Electrophilic Substitution in Benzene

Benzene reacts differently from alkenes due to its delocalised π-system, which provides extra stability. Rather than undergoing addition reactions that would disrupt this system, benzene typically reacts via electrophilic substitution.

Electrophilic substitution involves:

  • Attack of an electrophile on the aromatic ring

  • Temporary loss of aromaticity

  • Subsequent restoration of the delocalised π-system

This reaction type is central to both nitration and halogenation of benzene.

Key Mechanistic Features

The π-System as a Nucleophile

The benzene ring contains six delocalised π-electrons above and below the plane of the ring. These electrons are regions of high electron density and can attract positively charged or electron-deficient species.

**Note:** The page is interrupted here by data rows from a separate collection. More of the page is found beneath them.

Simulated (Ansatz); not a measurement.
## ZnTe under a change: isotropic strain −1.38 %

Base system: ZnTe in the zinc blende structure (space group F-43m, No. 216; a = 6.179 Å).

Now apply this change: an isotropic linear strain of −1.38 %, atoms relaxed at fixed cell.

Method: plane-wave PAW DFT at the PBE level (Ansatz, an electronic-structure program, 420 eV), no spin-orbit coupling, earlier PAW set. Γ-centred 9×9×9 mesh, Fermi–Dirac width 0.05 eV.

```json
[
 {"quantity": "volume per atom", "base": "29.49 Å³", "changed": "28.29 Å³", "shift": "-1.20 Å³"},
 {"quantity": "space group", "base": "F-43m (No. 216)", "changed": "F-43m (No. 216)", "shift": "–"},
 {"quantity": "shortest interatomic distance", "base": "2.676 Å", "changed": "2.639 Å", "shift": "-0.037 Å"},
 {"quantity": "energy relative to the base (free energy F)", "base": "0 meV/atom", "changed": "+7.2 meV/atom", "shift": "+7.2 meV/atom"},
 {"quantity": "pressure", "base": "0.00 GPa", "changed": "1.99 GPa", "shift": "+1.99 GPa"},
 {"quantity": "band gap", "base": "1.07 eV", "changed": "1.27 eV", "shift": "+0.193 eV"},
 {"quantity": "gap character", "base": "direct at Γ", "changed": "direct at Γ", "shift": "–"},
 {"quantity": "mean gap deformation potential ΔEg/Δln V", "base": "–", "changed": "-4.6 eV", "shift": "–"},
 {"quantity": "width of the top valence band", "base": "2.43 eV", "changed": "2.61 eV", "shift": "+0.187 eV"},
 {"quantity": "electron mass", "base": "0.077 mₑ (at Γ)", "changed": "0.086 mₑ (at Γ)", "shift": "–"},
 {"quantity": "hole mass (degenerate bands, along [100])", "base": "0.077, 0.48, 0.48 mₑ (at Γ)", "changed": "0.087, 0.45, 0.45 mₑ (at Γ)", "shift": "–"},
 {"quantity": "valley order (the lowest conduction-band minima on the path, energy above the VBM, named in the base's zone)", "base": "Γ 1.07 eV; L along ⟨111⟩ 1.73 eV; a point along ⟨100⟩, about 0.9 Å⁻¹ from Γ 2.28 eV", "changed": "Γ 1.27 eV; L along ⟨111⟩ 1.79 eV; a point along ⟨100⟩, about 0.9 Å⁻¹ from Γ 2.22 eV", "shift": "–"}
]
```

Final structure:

Electrophile: An electron-deficient species that accepts an electron pair to form a covalent bond.

In electrophilic substitution, the benzene π-system acts as a nucleophile, donating electron density to the electrophile.

Nitration of Benzene

Generation of the Electrophile

Nitration requires a powerful electrophile because benzene is relatively unreactive. This electrophile is the nitronium ion, NO₂⁺, generated in situ using concentrated acids.

Concentrated nitric acid reacts with concentrated sulfuric acid, which acts as a catalyst and dehydrating agent.

Nitronium ion (NO₂⁺): A positively charged electrophile responsible for nitration of aromatic rings.

Sulfuric acid protonates nitric acid, leading to loss of water and formation of NO₂⁺.

Pasted image

This diagram shows generation of the nitronium ion (NO₂⁺) using mixed acids and its electrophilic substitution with benzene via a sigma complex. The small electrostatic potential image of NO₂⁺ provides extra visual detail not required by the OCR syllabus. Source

Mechanism Step 1: Formation of the Sigma Complex

  • The π-electrons of benzene attack the nitronium ion

  • A new C–N bond forms

  • Aromaticity is temporarily lost

  • A sigma complex (arenium ion) forms, with a positive charge delocalised around the ring

Sigma complex: A positively charged intermediate formed when an electrophile bonds to an aromatic ring, temporarily disrupting delocalisation.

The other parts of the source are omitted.